Also around the time of the weekend school I was having a lot of problems at work (forced unpaid overtime, no breaks), and was trying to discuss with workmates to resist. However, this raised the question of how our industrial strategy applied, since mass meetings of all workers did not seem on the cards. Attempts to get people down the pub to discuss things came to nothing, and all I was able to organise was on a very informal basis (which nonetheless did eventually lead to the restablishment of normal working hours through an informal work-to-rule). I was (and remain) a strong supporter of the industrial strategy, yet I was experiencing a disjunction between it being intellectually satisfying and my practical experiences to which it didn’t immediately relate. However another member of our local (Jack) was involved in various disputes and had managed to open union meetings to all workers, as per the strategy. So the strategy seemed to apply, but to be missing something at the lower end of militancy, for situations before the confidence to hold open mass meetings is present.

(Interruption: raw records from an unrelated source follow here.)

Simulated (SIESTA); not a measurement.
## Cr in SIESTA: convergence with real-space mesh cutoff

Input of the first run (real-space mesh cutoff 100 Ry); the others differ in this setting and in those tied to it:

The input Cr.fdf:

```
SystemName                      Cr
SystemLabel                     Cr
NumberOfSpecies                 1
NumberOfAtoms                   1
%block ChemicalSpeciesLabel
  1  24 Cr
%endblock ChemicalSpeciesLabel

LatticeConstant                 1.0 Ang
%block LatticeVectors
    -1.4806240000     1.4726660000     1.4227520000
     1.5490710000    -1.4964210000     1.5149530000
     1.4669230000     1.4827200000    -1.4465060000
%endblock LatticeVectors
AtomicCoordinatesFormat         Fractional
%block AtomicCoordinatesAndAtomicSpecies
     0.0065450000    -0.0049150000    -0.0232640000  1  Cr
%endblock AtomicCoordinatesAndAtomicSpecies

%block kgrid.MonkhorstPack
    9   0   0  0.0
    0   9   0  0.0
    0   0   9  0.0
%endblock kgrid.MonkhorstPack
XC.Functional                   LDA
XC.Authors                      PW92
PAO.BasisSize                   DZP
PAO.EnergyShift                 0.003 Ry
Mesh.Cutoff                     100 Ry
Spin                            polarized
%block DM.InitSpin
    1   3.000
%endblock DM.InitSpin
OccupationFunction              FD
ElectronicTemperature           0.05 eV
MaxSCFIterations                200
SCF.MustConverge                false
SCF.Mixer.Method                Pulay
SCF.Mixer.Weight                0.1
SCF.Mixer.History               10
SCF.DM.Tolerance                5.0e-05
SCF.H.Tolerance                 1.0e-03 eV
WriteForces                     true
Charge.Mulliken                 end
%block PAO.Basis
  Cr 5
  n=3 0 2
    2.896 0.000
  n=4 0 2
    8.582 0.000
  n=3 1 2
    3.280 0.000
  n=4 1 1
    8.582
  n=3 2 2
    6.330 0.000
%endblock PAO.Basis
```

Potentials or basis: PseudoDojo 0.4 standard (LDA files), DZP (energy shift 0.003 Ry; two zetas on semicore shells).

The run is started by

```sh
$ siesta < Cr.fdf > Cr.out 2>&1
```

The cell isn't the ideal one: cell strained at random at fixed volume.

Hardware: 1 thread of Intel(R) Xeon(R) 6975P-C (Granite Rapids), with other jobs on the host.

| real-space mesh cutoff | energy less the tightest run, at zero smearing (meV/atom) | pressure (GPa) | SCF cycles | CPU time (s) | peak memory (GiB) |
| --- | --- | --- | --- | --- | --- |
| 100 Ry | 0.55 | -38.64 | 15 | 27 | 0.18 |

Following these two – then separate – trains of thought, and several new members joining the local we organised an internal education meeting in December where comrades prepared presentations on the CNT in the early 20th century through to the 30s, the FORA, our current industrial strategy and the various criticisms levelled at anarcho-syndicalism from different quarters. It was then decided to turn the outcome of those discussions into the pamphlet which was made available a month later, and published as an extended introduction to our industrial strategy. The pamphlet was intended as both a statement of our local’s politics, and of our approach to what are very practical questions; what is a revolutionary union? How can they be created?
How should we organise in their absence? How do these organisations relate to one another, and to other workers in struggle? Thus the pamphlet was not intended as a “prolonged debate about abstract theory”, but as an attempt to relate core anarcho-syndicalist principles to our own experiences and situations in order
“to contribute to new and more effective action, from which we can collectively bring about a better society more quickly”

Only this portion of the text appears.